How does Rozema define these geniuses? They are those who “create works that deepen our understanding of ourselves, the world, and others; that mold, purify, and refine our passions and attitudes; that repair and strengthen the bond between heart and mind, body and soul, physic and metaphysic” (vii). One would think that all professors who teach in the humanities would feel the same way about these geniuses and their work, but such, sadly, is not the case.
Rozema, like me, attended graduate school in the 1980s, where he discovered, as I did, that “the predominant modus operandi among ‘researchers’ in the humanities (specifically in philosophy and literature) was to find fault in the works of past authors—most of whom were dead and so could not defend themselves—in order to (at least partially) dismiss them. This process was euphemistically called ‘critical analysis’” (ix).
It is precisely that “critical” spirit that has squelched, and continues to squelch, the redemptive, transformative voices of the Great Books that these geniuses bequeathed to the world. Rozema sets himself the vital task of defending and rehabilitating those voices, focusing his attention on Plato, Dostoevsky, Wittgenstein, Solzhenitsyn, and Lewis.

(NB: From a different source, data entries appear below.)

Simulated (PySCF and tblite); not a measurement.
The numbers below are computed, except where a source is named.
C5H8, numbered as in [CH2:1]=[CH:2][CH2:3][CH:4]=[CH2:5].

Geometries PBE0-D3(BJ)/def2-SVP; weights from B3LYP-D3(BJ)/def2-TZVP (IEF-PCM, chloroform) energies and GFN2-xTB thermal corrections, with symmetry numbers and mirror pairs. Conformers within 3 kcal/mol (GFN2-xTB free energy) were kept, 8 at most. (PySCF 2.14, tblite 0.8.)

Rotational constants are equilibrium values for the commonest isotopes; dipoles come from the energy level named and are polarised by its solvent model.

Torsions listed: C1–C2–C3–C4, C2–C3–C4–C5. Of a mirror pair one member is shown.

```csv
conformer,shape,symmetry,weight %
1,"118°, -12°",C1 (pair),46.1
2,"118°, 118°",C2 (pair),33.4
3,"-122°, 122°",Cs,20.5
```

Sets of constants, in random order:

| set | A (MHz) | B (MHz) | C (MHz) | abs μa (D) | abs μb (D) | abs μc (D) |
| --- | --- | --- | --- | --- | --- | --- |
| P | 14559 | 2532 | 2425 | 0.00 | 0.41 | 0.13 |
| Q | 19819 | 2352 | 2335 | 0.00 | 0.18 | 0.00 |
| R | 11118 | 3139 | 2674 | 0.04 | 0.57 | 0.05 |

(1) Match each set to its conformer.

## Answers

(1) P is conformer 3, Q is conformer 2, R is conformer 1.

Rozema succeeds so well in his defense because he is aware of both sets of dangers to the humanities and how they overlap. Using as his interlocutors Lewis (The Abolition of Man), Dickens (Hard Times), and Berry (“Two Minds” and Sex, Economy, Freedom, and Community), Rozema draws a distinction between the rational mind, which is concerned only with empirical facts and scientific analysis, and the sympathetic mind, which he links to imagination, virtue, and community.
When the former overwhelms the latter, when the quantitative is allowed to swallow up the qualitative, the result is the commodification of education. In educational institutions that give way to what Rozema calls “commodious” thinking, that means “larger classes, lots of adjuncts and teaching assistants, distance learning, online courses, extensive use of multi-media and standardized textbooks and curricula” (20). When taken to its extreme, this form of education “entails the elimination of the virtues of generosity, respect, gift-giving, and treating persons as ends in themselves.” Worse yet, it “teaches students that persons, too, are mere tools to be used and managed for profit” (21).
When, however, the sympathetic mind, with its vision of education as community, is allowed its say, then “Knowledge-as-information will be subservient to knowledge-as- practice; good character will be even more important than accurate information; power will be governed by practical love. What gets taught, and how it gets taught, will be determined and shaped by the idea that an education—like friendship, citizenship, or marriage—cannot be bought or sold, only given and received” (27).
The vision here is a high one, but it cannot survive ideology-driven professors who “teach literature as if it were a branch of sociology or political science” (30). To “save literature from the dustbin of mere taste,” bemoans Rozema, “the strategy [of such ideologues] seems to be to reduce literature to an object—an artifact or an instrument—so that it can be approached in a more scientific manner” (37).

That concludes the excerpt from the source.